That is awesome! I am jealous. Good luck with your man habitat construction.


----------



## quo155

Thanks guys...!

Cleaning is moving along nicely, but I have some more "junk" to hide up on the existing lofts before I take my first round of photos. My intent at this point is to get my shop area set up, work benches in place and power tools all set up. Then it's off to doing some "honey-do's" like hanging shelves, etc in our home. I am also on the lookout for building materials but will be slow as funds are null right now! But, I think everyone knows how broke most of us are these great days of "Change"!

Hopefully, I can get it to the point of being willing to take some interior shots...


----------



## quo155

*113011 UPDATE*

Finally, I have begun to move on this project. Below is a quick "Material Drawing" so I can count down to the screw & board of what I need to purchase and for cost estimating purposes.

I will be making a trip to the local lumber supply THIS WEEK to pick up the bulk of what is needed so I can begin construction soon.

A little DWG for your viewing pleasure...if it even makes sense to anyone!


----------



## karatekyle

Party at Tommy's! Looks great bro, hope everything is great as well. Haven't talked to ya in a while!


----------



## quo155

*122811 Update*

I have begun work on the Boars Nest and I have made a lot of progress...considering that I don't get much time on the project with all that goes on in life. Nonetheless, here is a shot from back on 113011, I had begun to move all of my junk around at that point. Most of what you see in this pic has been moved (and new junk has been put in it's place as I build around the furniture and goods for the man cave and shop area.

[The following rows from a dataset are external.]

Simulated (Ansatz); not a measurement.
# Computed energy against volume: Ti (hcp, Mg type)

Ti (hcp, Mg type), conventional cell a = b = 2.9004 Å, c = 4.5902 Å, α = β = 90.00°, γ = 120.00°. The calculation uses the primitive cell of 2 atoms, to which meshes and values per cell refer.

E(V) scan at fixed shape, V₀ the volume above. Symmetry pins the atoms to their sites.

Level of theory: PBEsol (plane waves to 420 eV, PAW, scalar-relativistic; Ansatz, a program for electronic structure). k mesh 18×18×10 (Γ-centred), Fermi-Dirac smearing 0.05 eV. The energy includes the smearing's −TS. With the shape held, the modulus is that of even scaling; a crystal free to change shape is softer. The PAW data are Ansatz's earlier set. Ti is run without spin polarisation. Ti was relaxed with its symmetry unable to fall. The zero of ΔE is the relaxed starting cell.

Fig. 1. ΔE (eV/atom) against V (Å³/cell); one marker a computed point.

At this time, I have many walls framed. Last night I picked up a small load of old paneling that had been pulled out of a tear down project. I will try to get some photos of where I am at tonight. Below is a shot that I took just last night of my son. Charlie was "removing some existing metal screws that his Daddy was not able to budge"...I love my little helper! Not much to see here...but he is removing some existing metal outlet box clips as I will be rerouting much of the wiring to fit within the new wooden structure.










More pics and update to come soon!

(Sorry for the blurry pics...my phone camera is not that great at times!)


----------



## quo155

*011612 UPDATE*

OK fellas...this build is beginning to take some shape! The first photo below of the Boars Nest is one end of the room (the room ended up being 12'x22') that contains a couple built ins. To the left, is a gun display cabinet that I am building into the wall. Just to it's right is a gun safe that will be used as an ammo safe and is also mounted in the wall and up off the floor (to make it easier to get into by myself (I'm getting old!). Now, I know what some of you might think...what in the world am I doing showing this stuff online...well, once it is completed...and if anyone ever decides to break into the joint and try to steal anything...well, let's just say they won't be leaving with anything short of a new life...up or down! If you don't know what that means...just know that everything will be locked into place, and the security system in this building is top notch...as I used to be in the security business...

Anyway, once this will be completed, this wall will be finished in "rescued"m 2x6's salvaged from old boat docks and piers. I hope to get a lot of it done this week...we will see!










Next photo is where I spent most of my weekend. In this photo (the opposite side of the room), I have built a surround to surround a 60" HDTV (center opening), a huge stack of audio/video equipment (top left opening), a powered sub (bottom left opening), my EdgeStar Wineador (top right opening, my most important piece on this side of the room...cigar humidor!) and a mini-fridge (bottom right opening) for root beer & BEER! Each piece will fit snugly into it's space to (hopefully) have a clean (but rustic) finish in the room. There is a 3'Dx12'W shelf on top of all of this for speakers and decor. This has also all been built (aesthetically) from salvaged boat docks/piers. I still have a little work to do in this area...but it should be finished soon!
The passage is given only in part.